To enable parallel startup set the START_DELAY to 0.
Parallel shutdown has a configurable parameter PARALLEL_SHUTDOWN that
defines the number of machines being shut down in parallel. Enabling
this feature changes the semantics of SHUTDOWN_TIMEOUT parameter that is
applied as a cumulative timeout to shutdown all guests on a URI.
---
Diff to v1:
-changed "domains" to "guests"
-used efficient code to avoid subshells
-remove unused helper functions
-added error message when loosing track of guest in case of error
-added docs that setting of SHUTDOWN_TIMEOUT is needed with shutdown action
-added initialisation of PARALLEL_SHUTDOWN
-fixed output redirections
-fixed typo in sysconfig file
tools/libvirt-guests.init.sh | 116 +++++++++++++++++++++++++++++++++++++++---
tools/libvirt-guests.sysconf | 12 ++++-
2 files changed, 119 insertions(+), 9 deletions(-)

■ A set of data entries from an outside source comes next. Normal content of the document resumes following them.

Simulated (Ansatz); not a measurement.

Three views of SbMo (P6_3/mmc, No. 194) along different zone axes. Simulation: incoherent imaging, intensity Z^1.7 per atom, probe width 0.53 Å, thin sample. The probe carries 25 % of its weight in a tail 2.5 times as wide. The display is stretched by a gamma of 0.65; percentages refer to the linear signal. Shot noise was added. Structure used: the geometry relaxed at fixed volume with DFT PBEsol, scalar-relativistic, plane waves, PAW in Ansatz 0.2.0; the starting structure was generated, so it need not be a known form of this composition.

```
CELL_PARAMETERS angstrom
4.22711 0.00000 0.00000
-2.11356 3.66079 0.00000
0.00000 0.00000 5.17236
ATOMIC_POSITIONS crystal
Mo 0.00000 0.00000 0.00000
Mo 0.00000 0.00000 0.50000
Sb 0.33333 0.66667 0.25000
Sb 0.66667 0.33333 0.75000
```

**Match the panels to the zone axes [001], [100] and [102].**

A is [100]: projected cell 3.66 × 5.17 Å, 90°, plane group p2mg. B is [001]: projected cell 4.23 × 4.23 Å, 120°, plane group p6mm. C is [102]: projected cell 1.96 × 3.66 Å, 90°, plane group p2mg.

diff --git a/tools/libvirt-guests.init.sh b/tools/libvirt-guests.init.sh
index c867ece..141d7fa 100644
--- a/tools/libvirt-guests.init.sh
+++ b/tools/libvirt-guests.init.sh
@@ -42,6 +42,7 @@ URIS=default
ON_BOOT=start
ON_SHUTDOWN=suspend
SHUTDOWN_TIMEOUT=0
+PARALLEL_SHUTDOWN=0
START_DELAY=0
BYPASS_CACHE=0
@@ -273,6 +274,102 @@ shutdown_guest()
fi
}
+# shutdown_guest_async URI GUEST
+# Start a ACPI shutdown of GUEST on URI. This function returns after the command
+# was issued to libvirt to allow parallel shutdown.
+shutdown_guest_async()
+{
+ uri=$1
+ guest=$2
+
+ name=$(guest_name "$uri" "$guest")
+ eval_gettext "Starting shutdown on guest: \$name"
+ echo
+ retval run_virsh "$uri" shutdown "$guest" > /dev/null
+}
+
+# guest_count GUEST_LIST
+# Returns number of guests in GUEST_LIST
+guest_count()
+{
+ set -- $1
+ echo $#
+}
+
+# check_guests_shutdown URI GUESTS
+# check if shutdown is complete on guests in "GUESTS" and returns only
+# guests that are still shutting down
+check_guests_shutdown()
+{
+ uri=$1
+ guests=$2
+
+ guests_up=
+ for guest in $guests; do
+ if ! guest_is_on "$uri" "$guest" >/dev/null 2>&1; then
+ eval_gettext "Failed to determine state of guest: \$guest. Not tracking it anymore."
+ echo
+ continue
+ fi
+ if "$guest_running"; then
+ guests_up="$guests_up $guest"
+ fi
+ done
+ echo "$guests_up"
+}
+
+# print_guests_shutdown URI BEFORE AFTER
+# Checks for differences in the lists BEFORE and AFTER and prints
+# a shutdown complete notice for guests that have finished
+print_guests_shutdown()
+{
+ uri=$1
+ before=$2
+ after=$3
+
+ for guest in $before; do
+ case " $after " in
+ *" $guest "*) continue;;
+ esac
+
+ name=$(guest_name "$uri" "$guest")
+ eval_gettext "Shutdown of guest \$name complete."
+ echo
+ done
+}
+
+# shutdown_guests_parallel URI GUESTS
+# Shutdown guests GUESTS on machine URI in parallel
+shutdown_guests_parallel()
+{
+ uri=$1
+ guests=$2
+
+ on_shutdown=
+ timeout=$SHUTDOWN_TIMEOUT
+ while [ -n "$on_shutdown" ] || [ -n "$guests" ]; do
+ while [ -n "$guests" ] &&
+ [ $(guest_count "$on_shutdown") -lt "$PARALLEL_SHUTDOWN" ]; do
+ set -- $guests
+ guest=$1
+ shift
+ guests=$*
+ shutdown_guest_async "$uri" "$guest"
+ on_shutdown="$on_shutdown $guest"
+ done
+ sleep 1
+ timeout=$(($timeout - 1))
+ if [ $timeout -le 0 ]; then
+ eval_gettext "Timeout expired while shutting down domains"; echo
+ RETVAL=1
+ return
+ fi
+ on_shutdown_prev=$on_shutdown
+ on_shutdown=$(check_guests_shutdown "$uri" "$on_shutdown")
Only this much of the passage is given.